What does a board do when a simple shareholder problem spirals out of control?
BACKSTORY While it can be fun to describe complex $50 million co-op mortgage refinancings or the reorganization of an 1,800-unit complex from government-backed status into a “free market” co-op, it is amazing how the simplest incident can cause multiple crises involving numerous apartments and a wide range of legal issues.
An example: a toilet in Ann’s apartment in a 400-unit co-op building overflowed. Water flooded Ann’s unit. The water flowed to Bea’s apartment below and damaged the ceiling and Bea’s valuable artwork and wallpaper and continued to Charley’s apartment below with the same results. Bea and Charley immediately called the building super, who rushed to Ann’s apartment to stop the leak. The super reported that something stuffed in the toilet caused the flood. Ann’s unit no longer had a working toilet, and the super repaired it. Bea and Charley demanded that the co-op repair their walls and that they be compensated for the damages to their possessions.

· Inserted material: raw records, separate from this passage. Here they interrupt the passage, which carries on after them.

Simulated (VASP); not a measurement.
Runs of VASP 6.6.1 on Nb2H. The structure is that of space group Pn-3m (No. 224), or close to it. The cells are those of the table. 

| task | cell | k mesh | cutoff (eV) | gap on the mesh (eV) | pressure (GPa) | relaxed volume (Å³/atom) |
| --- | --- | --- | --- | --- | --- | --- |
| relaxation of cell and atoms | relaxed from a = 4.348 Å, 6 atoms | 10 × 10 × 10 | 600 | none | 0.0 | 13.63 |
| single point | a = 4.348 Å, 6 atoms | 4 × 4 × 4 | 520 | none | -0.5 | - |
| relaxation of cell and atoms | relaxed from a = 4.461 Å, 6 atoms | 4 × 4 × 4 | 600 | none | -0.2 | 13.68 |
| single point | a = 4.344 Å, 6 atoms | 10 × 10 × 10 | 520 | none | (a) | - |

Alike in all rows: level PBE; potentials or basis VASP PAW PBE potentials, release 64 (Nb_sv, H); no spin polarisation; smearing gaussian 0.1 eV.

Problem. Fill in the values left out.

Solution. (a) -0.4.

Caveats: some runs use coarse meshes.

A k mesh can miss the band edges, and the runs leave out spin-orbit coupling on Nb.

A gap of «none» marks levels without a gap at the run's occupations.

Three days after the flood, all of the apartment owners on Ann’s floor complained of nauseating, sickening smells permeating their apartments, apparently coming from Ann’s apartment. Once again the super checked Ann’s apartment and found that the wet wall-to-wall carpet had become mildewed and did in fact have a truly awful, disgusting smell.
Management asked Ann to immediately have the carpet professionally cleaned. Ann replied that the carpet would dry out by itself in a few days. The neighbors’ complaints became somewhat hysterical. The building’s attorney was asked to intervene, and sent a letter to Ann advising her that unless the carpet was immediately cleaned the co-op would have a carpet-cleaning company enter the apartment, remove the carpet, and have it cleaned, all at Ann’s expense.
Ann refused to have the carpet cleaned, so the co-op removed the carpet and sent it out for cleaning. Ann then filed a small claims action against the co-op alleging that her floors were damaged when the carpet was removed. Bea and Charley threatened legal action against the co-op for the damages to their possessions. The co-op’s lawyer was asked to sort out the legal issues.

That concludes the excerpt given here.